Presenting a talk given at the California Institute of Integral Studies in San Francisco on May 3, 2012. A transcript of the talk follows.
(I realized later that I should also like to give thanks to visionary activist astrologer Caroline Casey for all she’s demonstrated to me about the trickster archetype and the importance of using language to “animate the desirable story.” Thank you, Caroline!)
There’s No Salvation from the Myth of Salvation
I entered the Philosophy, Cosmology and Consciousness [graduate] program in search of a beautiful critique of our times, as expressed by the following sentiment which I carried with me into this program: “It strikes me that providing hospice to a dying modern world view is just as important to human evolution and survival, as is living the possibilities of a different way forward into being, and I would only hope to discover a language of reconciliation sufficient to the task.”
I must be clear here, when I say “beautiful,” for the beauty I speak of isn’t something nice or pretty or any of our domesticated ideas of life bound up in a cage. Life is beautiful, and so there is also terror. The beautiful critique I seek is one which doesn’t wallow in postmodern angst about the shadow of self-reflective consciousness, that self-satisfied embrace of misanthropy—that is, the fear and hatred of humanity—which is supposed to somehow keep us safe from ourselves. The beautiful critique isn’t afraid of the terror which accompanies beauty, it stares straight into the face of these strange days of death which doesn’t die…and smiles.
For our existence exhibits a great many qualities, and the aesthetic and emotional response to life involves ALL of those qualities—not just those which may be desirable or attractive. Life involves the perception of finitude, of death and loss—the ultimately mysterious nature of the universe, with all of the unknown, the unexpected— To attempt to eradicate the wild, the mysterious, the uncivilized is to fail to acknowledge beauty’s depths, and has invariably led to the truly ugly.

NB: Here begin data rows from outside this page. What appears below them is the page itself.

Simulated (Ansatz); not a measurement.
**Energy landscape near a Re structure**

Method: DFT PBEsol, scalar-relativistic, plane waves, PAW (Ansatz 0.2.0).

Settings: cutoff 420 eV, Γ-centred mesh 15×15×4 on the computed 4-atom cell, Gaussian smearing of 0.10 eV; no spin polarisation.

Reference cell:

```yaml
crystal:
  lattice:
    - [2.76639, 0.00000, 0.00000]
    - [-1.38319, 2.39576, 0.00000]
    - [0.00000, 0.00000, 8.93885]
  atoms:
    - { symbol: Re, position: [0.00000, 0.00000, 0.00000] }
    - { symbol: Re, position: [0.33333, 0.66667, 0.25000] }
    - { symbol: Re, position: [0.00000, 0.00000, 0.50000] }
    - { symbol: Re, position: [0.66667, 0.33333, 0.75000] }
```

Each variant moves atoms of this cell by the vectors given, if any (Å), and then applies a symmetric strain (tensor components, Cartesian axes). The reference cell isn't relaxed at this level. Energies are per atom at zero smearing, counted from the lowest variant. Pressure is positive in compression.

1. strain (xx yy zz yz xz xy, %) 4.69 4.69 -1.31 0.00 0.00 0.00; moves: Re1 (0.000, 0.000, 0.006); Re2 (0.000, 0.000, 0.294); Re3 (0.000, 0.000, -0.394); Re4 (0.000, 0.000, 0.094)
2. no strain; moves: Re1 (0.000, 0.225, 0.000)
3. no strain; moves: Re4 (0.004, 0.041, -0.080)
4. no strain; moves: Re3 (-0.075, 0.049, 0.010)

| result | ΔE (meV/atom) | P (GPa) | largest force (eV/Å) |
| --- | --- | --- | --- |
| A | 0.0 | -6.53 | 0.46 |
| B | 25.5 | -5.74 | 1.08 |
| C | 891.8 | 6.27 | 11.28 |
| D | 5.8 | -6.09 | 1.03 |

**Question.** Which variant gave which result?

Misanthropy can hide in the strangest places, it’s not just that which resides in the pit of the stomach of the activist working for improvement of what seem like intractable situations: such as the Sixth Mass Extinction underway, the conflict in Palestine and Israel, the mockery of democracy in a world so riven by structurally-embedded inequalities. One of the more curious places where I detect the fear and hatred of humanity is in the idea of salvation, the millennial idea that there will come a time—and depending on who you consult, it involves different variables—when we are free from this horrendous, fallen state of being human. When finally, at last, we will have escaped our hideous condition of decay, death, and the problem of free will which seems to bring with it so much suffering.